I know that traditional artists, for example Studio Ghibli, have a lot of friction with such approaches. I surmised as much given how many times in the Art of Ponyo they referenced the importance of hand-drawn ocean waves and how the studio as a whole had resisted computer graphics for decades. But I found this sentiment acutely summarized when I watched a Youtube video titled "Hayao Miyazaki's Thoughts on Artificial Intelligence". In this video, a group of programmers presented Miyazaki with an AI-animated zombie. Exuberantly and with a bit of bravado, a lead programmer elaborated to a crowded conference room of people about the potential of AI-driven animation and video games potential as his zombie avatar convulsed on the screen. It moved in a macabre and humorous way, using its chin as a fulcrum to move its entire body. The camera then panned to Miyazaki, who resolutely stated, "I would never wish to incorporate this technology into my work itself. I strongly feel that is an insult to life itself."
The camera panned to back to the lead programmer, in a silent zoom so awkward it felt like a scene out of The Office. The video then cut to Studio Ghibli director Suzuki, who asked the programmers what their ultimate goal was—"Well, we would like to build a machine that can draw pictures like humans do." The video finished with a sombre Miyazaki saying while sketching, "I feel we are nearing the end of time. We humans are losing faith in ourselves."

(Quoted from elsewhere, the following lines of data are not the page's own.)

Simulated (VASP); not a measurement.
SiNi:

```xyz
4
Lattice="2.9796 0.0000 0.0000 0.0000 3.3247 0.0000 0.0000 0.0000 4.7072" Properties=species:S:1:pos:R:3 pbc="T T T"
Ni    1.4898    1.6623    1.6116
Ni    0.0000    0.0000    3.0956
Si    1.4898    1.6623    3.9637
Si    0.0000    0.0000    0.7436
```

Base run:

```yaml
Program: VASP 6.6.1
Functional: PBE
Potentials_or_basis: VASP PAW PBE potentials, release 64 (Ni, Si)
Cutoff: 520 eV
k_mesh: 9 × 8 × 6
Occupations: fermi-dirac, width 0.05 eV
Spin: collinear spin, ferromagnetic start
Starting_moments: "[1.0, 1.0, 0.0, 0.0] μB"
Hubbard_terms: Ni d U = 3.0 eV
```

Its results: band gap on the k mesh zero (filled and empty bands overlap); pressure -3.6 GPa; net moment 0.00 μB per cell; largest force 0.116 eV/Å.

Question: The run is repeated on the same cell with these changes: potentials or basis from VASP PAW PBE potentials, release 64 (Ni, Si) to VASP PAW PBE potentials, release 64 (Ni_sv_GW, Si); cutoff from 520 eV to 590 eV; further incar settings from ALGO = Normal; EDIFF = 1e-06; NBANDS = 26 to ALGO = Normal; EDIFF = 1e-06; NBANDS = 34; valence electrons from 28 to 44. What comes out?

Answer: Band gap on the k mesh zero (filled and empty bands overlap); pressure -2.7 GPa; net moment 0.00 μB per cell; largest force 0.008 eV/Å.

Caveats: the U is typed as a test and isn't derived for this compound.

I found this video hilarious and painful at the same time, as someone who really related with the programmers.I have constantly been the lead programmer in the video, that evangelist extolling some emerging tech to outsiders. In fact, what the second programmer said hit really close to home—their research ambition and my current one were one and the same: to work on image-making machines. I was cringing yet cracking up when I realized that by transitive property, Miyazaki and company would probably consider my work an insult to life itself.
I have been reflecting on why such work could be construed as insulting. Obviously, at the surface-level, presenting a grotesque 3D data marionette to a renowned animator known for 1) eschewing 3D technology and 2) family-oriented animated movies was a setup for failure. Many comments on Youtube touched upon this. But I think that at a higher level it comes back to the automatic attention to choice, and how AI really is the apex of this. One literal way to interpret his comment about "humans losing faith in ourselves" is that we do not have the confidence in ourselves to make choices ourselves.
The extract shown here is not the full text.